“Your most unhappy customers are your greatest source of learning.” — Bill Gates
An unhappy customer teaches you a lot, be it about your products, your ability to read the customers’ needs, existing circumstances, or even one’s demeanor when handling customers. Of all people, Bill Gates’ making this statement adds further to its credence.
Bill Gates doesn’t need an introduction. For close to three decades, his company Microsoft has provided essential software to practically every other computer on the planet. This we are sure wouldn’t have been possible had he not kept his ears practically to the ground.
On why Bill Gates made such a profound statement, there could be multiple reasons and from them, learnings. We mention a few below:
A business is there to serve a client. If the former doesn’t heed to the latter’s advice and concerns, what are they there for??
Businesses exist to serve their intended and identified customers, and it is the former’s obligation to take care of the latter’s genuine concerns and needs. A business should not and must not neglect a client’s need to the extent possible. If a product or service provider does not remain attentive to client needs, where is the client to go?

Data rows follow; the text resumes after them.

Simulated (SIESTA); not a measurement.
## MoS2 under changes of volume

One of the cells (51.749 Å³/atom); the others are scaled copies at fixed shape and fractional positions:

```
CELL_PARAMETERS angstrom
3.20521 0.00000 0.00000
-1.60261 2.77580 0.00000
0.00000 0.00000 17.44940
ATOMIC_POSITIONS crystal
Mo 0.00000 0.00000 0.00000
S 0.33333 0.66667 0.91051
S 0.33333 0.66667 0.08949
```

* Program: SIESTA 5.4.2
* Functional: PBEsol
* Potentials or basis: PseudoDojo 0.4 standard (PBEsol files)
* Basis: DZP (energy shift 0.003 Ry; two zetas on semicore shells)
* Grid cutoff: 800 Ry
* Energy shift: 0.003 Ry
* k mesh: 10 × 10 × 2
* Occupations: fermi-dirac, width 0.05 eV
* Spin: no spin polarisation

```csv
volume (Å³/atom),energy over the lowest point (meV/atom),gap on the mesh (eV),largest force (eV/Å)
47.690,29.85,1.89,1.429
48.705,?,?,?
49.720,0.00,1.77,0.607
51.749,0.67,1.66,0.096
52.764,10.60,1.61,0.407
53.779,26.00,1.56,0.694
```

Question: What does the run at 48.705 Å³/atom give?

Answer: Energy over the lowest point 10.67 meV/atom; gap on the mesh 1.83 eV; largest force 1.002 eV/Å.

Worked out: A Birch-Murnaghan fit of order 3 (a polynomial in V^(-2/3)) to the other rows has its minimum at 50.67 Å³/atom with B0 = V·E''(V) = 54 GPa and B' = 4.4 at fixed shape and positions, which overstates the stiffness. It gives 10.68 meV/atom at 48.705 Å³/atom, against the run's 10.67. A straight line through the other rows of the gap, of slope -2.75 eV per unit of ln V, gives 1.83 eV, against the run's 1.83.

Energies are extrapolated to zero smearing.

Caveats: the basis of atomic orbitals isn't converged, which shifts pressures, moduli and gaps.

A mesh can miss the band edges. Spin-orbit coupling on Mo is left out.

It is thus the former’s most profound obligation to serve his/ her/ their customers with all their resources. If gaps still remain, a service provider ought to be upfront (though not curt) in making things clear to the client. If the former’s contention remains justifiable and true, there is every reason to believe that the client may relent, and sometimes even help the service/ product provider make essential changes and additions.
A client knows his/ her/ its business and needs. They could also be knowing that of a service/ product provider, besides the latter weak points and shortcomings.
Clients are the best judge of their circumstances which include products/ services, and other essentials that affect their work. If they remain unhappy, it could be for various reasons which could include a service provider’s faulty products/ services, shoddy client servicing, and lack of essential backup.
By being sensitive to a clients’ expectations and reason for unhappiness, a service provider may improve products, services, and experiences, and get the opportunity to deep-sell other products to the client.
That said, most clients are also aware of a service/ product provider’s shortcomings and pain points and use the same to further their causes which may be detrimental to a service/ product provider.
The client is paying you for a product and has every right to express his/ her displeasure.
Every pay-out has expectations tied to it which these days could be in the form of set KRAs. Not performing up to expectations is a sure way of inviting a client’s unhappiness which is quite natural. A client’s unhappiness could also be relative to their expectation versus what they got. In all, it could be a natural expression of a client’s feeling which nevertheless ought to be read and addressed in a rightful manner.
A client who remains unhappy could be the potential source for the entry of competition.
Competition across industries, verticals, and situations is intense these days. So intense in most cases that the client may need half an opportunity to either walk over to competition or end up creating one where the situation so demands.
Logistics is one field where competition to gain and retain clients is intense. So much so that companies are known to take over competing entities just to stave competition besides learning the latter’s secrets. It is a known fact in this industry that clients have created entities to serve their needs, in some cases being manned by the service provider’s own employees! It thus makes sense to heed a client’s words and address pain points ASAP. The outcome otherwise could be disastrous.
Unhappiness could sometimes not be with respect to your product but the extras that competition provides. By keenly observing, one can modify one’s own products and services.
SaaS probably is the best example to explain this point. Between two service providers, that which provides the same product with better add-ons and features is sure to lure and retain a client. What was earlier a Capex service has now turned revenue with the introduction of SaaS.
Incidents such as these could also be a reason for the client’s unhappiness with those who do nothing new to address a pain point. Where seen intelligently, such an event can in fact turn things for the better by focussing an enterprise’s attention on newer areas of revenue generation and growth.
In the end, the one who learns and implements survives, and grows. In that, an unhappy client could have a big role to play.